In view of the recent legal battle between the FBI and Apple regarding phone encryption, and this article revealing that there have been many instances where the US Department of Justice demanded source code and private encryption keys from tech companies, the Tor Project decided to voice their support for Apple, and to outline their current protections against their software being backdoored, as well as their active work on adding new ones.
“For all of our users, their privacy is their security. And for all of them, that privacy depends upon the integrity of our software, and on strong cryptography. Any weakness introduced to help a particular government would inevitably be discovered and could be used against all of our users,” noted Mike Perry, lead developer of the Tor Browser.
The Project’s mechanisms for ensuring the security and integrity of their software are as follows:
- The Tor Browser is open source (the code can be reviewed by interested third parties)
- It downloads its software updates anonymously using the Tor network, and update requests cannot be tied to specific users, so targeting a specific user with a malicious update is impossible.
- Update requests are made over HTTPS, and use pinned HTTPS certificates
- Updates are cryptographically signed by the Project (two keys, not accessible by the same people, and secured in different ways).
These mechanisms are implemented so there is not a single point of failure in the system, but as Perry pointed out, even if a backdoor is somehow covertly introduced, their code review and open source development processes make it likely that it would be quickly discovered.

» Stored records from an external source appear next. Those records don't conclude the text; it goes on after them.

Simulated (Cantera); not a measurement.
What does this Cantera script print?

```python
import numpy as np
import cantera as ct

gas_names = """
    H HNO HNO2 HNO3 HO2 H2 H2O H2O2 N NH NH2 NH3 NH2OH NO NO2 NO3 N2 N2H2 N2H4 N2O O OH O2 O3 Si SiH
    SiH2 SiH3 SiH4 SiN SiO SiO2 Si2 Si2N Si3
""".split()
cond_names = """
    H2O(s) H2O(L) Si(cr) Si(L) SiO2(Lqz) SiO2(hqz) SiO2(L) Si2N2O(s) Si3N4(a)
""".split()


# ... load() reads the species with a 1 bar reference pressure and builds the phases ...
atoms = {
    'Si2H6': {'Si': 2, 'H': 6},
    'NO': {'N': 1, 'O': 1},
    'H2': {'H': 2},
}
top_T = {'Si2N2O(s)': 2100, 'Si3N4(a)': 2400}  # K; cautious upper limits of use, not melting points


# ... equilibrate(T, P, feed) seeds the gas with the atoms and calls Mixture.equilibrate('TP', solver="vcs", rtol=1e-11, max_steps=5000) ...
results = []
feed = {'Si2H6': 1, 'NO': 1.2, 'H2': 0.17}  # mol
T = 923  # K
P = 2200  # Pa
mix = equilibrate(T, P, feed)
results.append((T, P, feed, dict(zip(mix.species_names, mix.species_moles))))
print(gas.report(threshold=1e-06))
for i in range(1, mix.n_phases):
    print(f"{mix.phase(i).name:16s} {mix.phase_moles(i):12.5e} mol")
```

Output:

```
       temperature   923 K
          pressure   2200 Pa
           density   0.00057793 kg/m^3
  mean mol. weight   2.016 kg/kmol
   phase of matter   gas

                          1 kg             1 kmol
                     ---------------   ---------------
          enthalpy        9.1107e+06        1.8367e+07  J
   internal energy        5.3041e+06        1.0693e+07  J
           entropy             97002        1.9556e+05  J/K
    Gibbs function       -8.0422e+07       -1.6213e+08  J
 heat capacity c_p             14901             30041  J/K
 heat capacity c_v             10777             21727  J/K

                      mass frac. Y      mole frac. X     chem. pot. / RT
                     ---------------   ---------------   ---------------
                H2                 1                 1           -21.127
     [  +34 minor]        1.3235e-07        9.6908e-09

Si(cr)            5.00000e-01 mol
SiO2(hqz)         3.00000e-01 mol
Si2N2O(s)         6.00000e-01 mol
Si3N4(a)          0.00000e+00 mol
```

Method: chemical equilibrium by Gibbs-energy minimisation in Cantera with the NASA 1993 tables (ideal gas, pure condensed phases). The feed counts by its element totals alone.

“The threats that Apple faces to hand over its cryptographic signing keys to the US government (or to sign alternate versions of its software for the US government) are no different than threats of force or compromise that any of our developers or our volunteer network operators may face from any actor, governmental or not. For this reason, regardless of the outcome of the Apple decision, we are exploring further ways to eliminate single points of failure, so that even if a government or a criminal obtains our cryptographic keys, our distributed network and its users would be able to detect this fact and report it to us as a security issue,” he added.
Finally, Perry stated that “The Tor Project has never received a legal demand to place a backdoor in its programs or source code, nor have we received any requests to hand over cryptographic signing material.”